Gender & SGBVNews

Insecurity Exposing Nigerian Girl Child To Sexual Violence

The World Health Organization estimates that 1 in 10 children worldwide has been sexually abused.

As the Nigerian Government struggles to contain insecurity ravaging Africa’s most populous country, young girls and women are exposed to sexual violence daily.

Since April 2014, when 276 girls between 16 and 18 were kidnapped by the terrorist group, Boko Haram, from the Government Girls Secondary School in Chibok, Borno State, Northeast Nigeria, it has become recurring for girls to face abductions and other abuses.

Nigerian abducted girls as sex slaves

On Feb. 18, 2018, nearly 110 schoolgirls were kidnapped by Boko Haram terrorists in Dapchi town of Yobe State, Northeast Nigeria. A month after, on March 21, the Nigerian government announced that 104 of the 110 schoolgirls were freed, only one of them, 14-year-old Leah Sharibu, at the time remained in captivity. 

There were reports a year after the abduction that Leah Sharibu was married to one of her abductors and was delivered of a baby boy in captivity. There were also reports earlier this year that she had given birth to a second child. 


Leah Sharibu was just 14 years old when she was abducted; the forceful marriage and child-bearing at age 15 meant she was exposed to sexual violence and had her opportunities for a better life through education shattered. 

In late Feb. 2021, terrorists abducted 279 girls from a school in Zamfara State, Northwest Nigeria, after firing into the air for over two hours.  The school is in Talata-Mafara Local Government Area of the state.  Nigerian President Buhari said his administration would not bow to blackmail by terrorists “who target innocent school students in the expectation of huge ransom payments.”

The girls were later released in early March; it was not clear if a ransom was paid for their release. Bello Matawalle, Governor of Zamfara State said no money was paid for their release.  What was also not clear was whether the girls were not sexually abused by their abductors as has been the case in many of the villages raided by terrorists in Zamfara State. 

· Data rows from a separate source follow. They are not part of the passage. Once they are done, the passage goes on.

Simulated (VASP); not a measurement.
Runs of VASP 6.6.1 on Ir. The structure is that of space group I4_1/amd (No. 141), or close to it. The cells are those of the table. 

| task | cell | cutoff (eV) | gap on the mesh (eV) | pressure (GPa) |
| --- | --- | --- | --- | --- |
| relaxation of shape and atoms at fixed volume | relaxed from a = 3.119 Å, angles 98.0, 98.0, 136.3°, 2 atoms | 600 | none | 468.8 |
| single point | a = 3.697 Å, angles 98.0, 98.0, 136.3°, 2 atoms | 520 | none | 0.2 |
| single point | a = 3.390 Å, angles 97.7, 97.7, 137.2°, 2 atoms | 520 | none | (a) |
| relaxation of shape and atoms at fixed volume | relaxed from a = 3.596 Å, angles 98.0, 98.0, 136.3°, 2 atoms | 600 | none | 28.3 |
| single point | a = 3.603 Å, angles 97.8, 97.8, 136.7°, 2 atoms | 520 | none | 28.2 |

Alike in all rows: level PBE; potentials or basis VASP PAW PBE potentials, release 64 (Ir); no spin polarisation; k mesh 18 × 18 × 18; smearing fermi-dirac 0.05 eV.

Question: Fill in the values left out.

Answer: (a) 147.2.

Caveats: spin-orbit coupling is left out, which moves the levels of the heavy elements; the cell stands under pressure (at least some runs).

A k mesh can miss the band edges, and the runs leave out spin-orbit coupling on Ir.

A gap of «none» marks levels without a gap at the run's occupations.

Women continue to be exposed to various degrees of harm. For instance, HumAngle reported in July 2021, how terrorists sexually assaulted vulnerable women in exchange for their families’ safety in a series of attacks on villages in Zamfara State. 

They were reported to have abandoned their earlier mission to rustle the remaining cows in the communities and resorted to assaulting the women, taking advantage of their anxiety over the lives of their husbands and children. Later in the same month, terrorists also attacked some women and raped them at ‘Garkar Maigari’ area in Zamfara State. The violation, according to eyewitness accounts, was done in the open. 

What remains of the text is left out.